Comparing the prosperity of West Germany and South Korea to the impoverishment of East Germany and North Korea respectively as a case for changing forms of governance and restrictions on access to foreign capital
What is being evaluated in the Philippines today as we move into a critical evaluation of the proposed changes to the Constitution is a choice between two flavours of democracy and not two diametrically opposed systems of governance. Indeed, the former East Germany and North Korea happened and happen to be two of the most repressive states -- repressive even amongst fellow communist states. To use a comparison of these two states to their counterpart free market democratic sister states to illustrate how a shift from one flavour of democracy to another can make a massive difference simply does not make sense.
Assuming that the way high quality leadership successfully impacted the success of its constituents in one society will necessarily be the case in another.
Singapore is held up as an example of how high quality -- and often autocratic leadership -- largely accounted for the successful rise of this country from Third to First World status. Therefore, we'd like to think that it follows that if we have better leaders, Filipinos will also have a better shot at becoming a prosperous people. This was, in fact, the very fundamental basis of the "hope" that fueled the first Edsa "People Power" "revolution". The thinking at that time was that the "evil" of then President Ferdinand Marcos was the cause of Filipinos' wretchedness and that the "goodness" of a democratically-elected President will pave the way to a prosperous future for all. Thus, "freedom" came to be considered the substantiation of that "hope" for a better future that defined 1980's thinking; i.e.,
Once the Filipino has freedom, prosperity will follow.
This was an assertion that was strongly believed at the time and, to be fair, came across as perfectly logical to 1980's Filipino minds. Indeed, replace "free" in the above assertion with any number of terms that define today's initiatives...
"unfettered access to foreign capital"
"a Parliamentary form of government"
"freedom from corruption"
etcetera, etcetera, ad nauseum de cacao
... and we get the same "perfect logic" that supposedly underpins the big and only "sensible" projects of the second decade of the 21st Century.

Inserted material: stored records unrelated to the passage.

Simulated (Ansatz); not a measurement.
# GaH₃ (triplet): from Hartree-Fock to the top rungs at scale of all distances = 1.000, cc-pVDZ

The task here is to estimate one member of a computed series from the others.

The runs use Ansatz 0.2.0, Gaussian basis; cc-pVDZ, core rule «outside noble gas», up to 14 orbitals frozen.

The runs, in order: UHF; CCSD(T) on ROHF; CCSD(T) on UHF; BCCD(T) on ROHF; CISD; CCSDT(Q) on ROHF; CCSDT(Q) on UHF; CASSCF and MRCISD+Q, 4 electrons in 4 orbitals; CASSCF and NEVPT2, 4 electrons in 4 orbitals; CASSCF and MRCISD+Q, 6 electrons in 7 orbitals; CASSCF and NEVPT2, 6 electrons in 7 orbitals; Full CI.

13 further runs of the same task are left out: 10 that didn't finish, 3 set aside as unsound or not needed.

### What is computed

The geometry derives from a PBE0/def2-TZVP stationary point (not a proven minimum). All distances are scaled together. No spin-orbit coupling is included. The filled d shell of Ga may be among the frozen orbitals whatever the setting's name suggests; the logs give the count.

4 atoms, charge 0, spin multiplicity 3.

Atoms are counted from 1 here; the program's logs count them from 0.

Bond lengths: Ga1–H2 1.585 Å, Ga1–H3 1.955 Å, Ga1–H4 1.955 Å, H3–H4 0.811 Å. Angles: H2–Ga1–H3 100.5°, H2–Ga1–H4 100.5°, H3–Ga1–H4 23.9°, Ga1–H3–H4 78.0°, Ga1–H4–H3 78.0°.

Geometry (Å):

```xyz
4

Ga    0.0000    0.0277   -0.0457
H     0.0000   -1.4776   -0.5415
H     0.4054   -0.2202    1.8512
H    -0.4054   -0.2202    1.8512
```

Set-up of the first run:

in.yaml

But then look back for a moment: 1986 came and went. The Philippines changed from a dictatorship into a rambunctious democracy. Filipinos have been "free" for the last 25 years. And the question remains:
Where are the results?
Expecting big outcomes from a relatively small change
Fact is, changing from a dictatorship to a modern democracy is an immense leap -- close to the fact of how different North Korea is to South Korea -- or East Germany to West Germany back in the Cold War. The action in 1986 effected a change in governance as big as the difference between the pairs of sister states cited previously. Trouble is, the subsequent results are almost negligible in the Philippines.
The job of fixing the country and the business of getting rich, if we are to believe those spruiking some of today's reform proposals, can only truly begin under a parliamentary system and a regime of unrestricted access to foreign capital. But is the change -- from one form of democracy to another and from a more-than-semi-free market to a totally free one -- as paradigm-shifting as that of what happened in 1986? If not, will the changes proposed today live up to as astounding an expectation as a Philippines that is convincingly going down the road to prosperity?
Assuming that the outcome of governance change in one society will be the same as the outcomes of a similar governance change in the Philippines.
Perhaps there is good reason to believe that the Philippines will prosper this time after these initiatives push through. But to look to other cultures and fail to consider that Chinese, Koreans, and Germans represent a cultural makeup vastly different from ours -- from Filipinos' -- places significant doubt on the whole idea of mounting a concerted go-for-broke overhaul in governance, when there are alternative more conservatively-phased approaches to effect the same proposed changes with considerably less disruption...
The Philippines has already amended the Constitution singly in the past: when Congress was changed from a unicameral to a bicameral assembly; and when Parity was passed to allow foreigners to own property in the Philippines. We’ve done it before, we can do it again. Best of all, it would be cheaper. Congress can discuss and pass the proposed amendment during its regular session and submit it to the people for ratification at the same time as the regular elections. The same thing can be done for other amendments.
The guiding principle here is quite simple:
DO make the actions a function of the mission; and,
DON'T make the mission a function of the actions.
Time and again we've seen missions de-scoped as the momentum of initiatives originally conceived to accomplish these remained even as any evidence of effectiveness became farther in between. An example of this is the "Truth Commission" initiative of President Benigno "Noynoy" Aquino III. The Truth Commission initiative was conceived to accomplish the mission of taking people to account for certain "crimes". But then the initiative faltered. Noynoy and his team -- for so long fixated on a single initiative -- was left with no alternatives; no Plan B. As a result they then turned what was once a noble exercise into a pathetic finger-pointing circus, blaming an "uncooperative" Judiciary, and into an effort to downgrade public expectations of the mission being accomplished any time soon.
Moral of the story: There is no my way or the highway in any modern approach to change. Make the mission the absolute and the initiatives the variables. Initiatives are necessarily negotiable and therefore alternatives should never be ruled out, much less debate surrounding these summarily dismissed.